In June, Bayern opted to not renew their sponsorship deal with Qatar Airways, having received significant fan criticism for the agreement given Qatar’s human rights record. Likewise, Rwanda also has a controversial human rights record, with its president Paul Kagame accused of creating an autocratic state.

Though no financial terms for the Visit Rwanda deal have been revealed, premium partnerships of this kind are thought to be worth around €5 million (US$5.4 million) per year.


“We are part of a programme to support youth soccer, girls’ and children’s soccer,” Dreesen said.

“Of course, Rwanda wants to bring more tourists to the country, to create economic wealth, thus also to combat poverty. Of course, I’m also aware of the accusations and criticism that we’re then taking money for sponsorship. Yes, we take money for it, we get paid in this partnership.

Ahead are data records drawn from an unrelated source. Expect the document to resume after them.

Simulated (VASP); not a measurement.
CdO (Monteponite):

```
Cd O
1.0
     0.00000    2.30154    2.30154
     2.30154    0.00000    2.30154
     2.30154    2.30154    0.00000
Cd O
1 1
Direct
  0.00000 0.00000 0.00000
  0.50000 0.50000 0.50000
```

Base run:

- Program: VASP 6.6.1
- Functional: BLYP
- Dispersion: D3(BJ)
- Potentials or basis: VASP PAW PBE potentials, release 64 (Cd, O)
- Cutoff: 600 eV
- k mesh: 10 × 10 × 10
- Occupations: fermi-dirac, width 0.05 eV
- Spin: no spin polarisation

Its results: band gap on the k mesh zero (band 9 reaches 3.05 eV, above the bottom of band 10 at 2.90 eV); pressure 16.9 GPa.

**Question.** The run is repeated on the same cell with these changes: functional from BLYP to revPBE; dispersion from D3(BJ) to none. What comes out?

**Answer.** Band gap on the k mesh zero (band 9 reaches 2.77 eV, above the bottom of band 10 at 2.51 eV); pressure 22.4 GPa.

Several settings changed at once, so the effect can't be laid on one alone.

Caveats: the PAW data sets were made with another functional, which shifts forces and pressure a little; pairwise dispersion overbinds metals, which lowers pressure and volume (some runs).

“But we’re delivering something for it by dealing with it openly, by sending coaches there, by building a youth academy, and so on. We want to be part of the development of Rwanda and be more involved in Africa, which we see as a continent of opportunities.”

Coming next:

Dreesen added that he’ll be prepared to answer fans’ questions concerning the deal at the club’s next annual general meeting (AGM) in November, with one Bayern fan group telling AP that it will “almost certainly be an issue” to be discussed at the forum.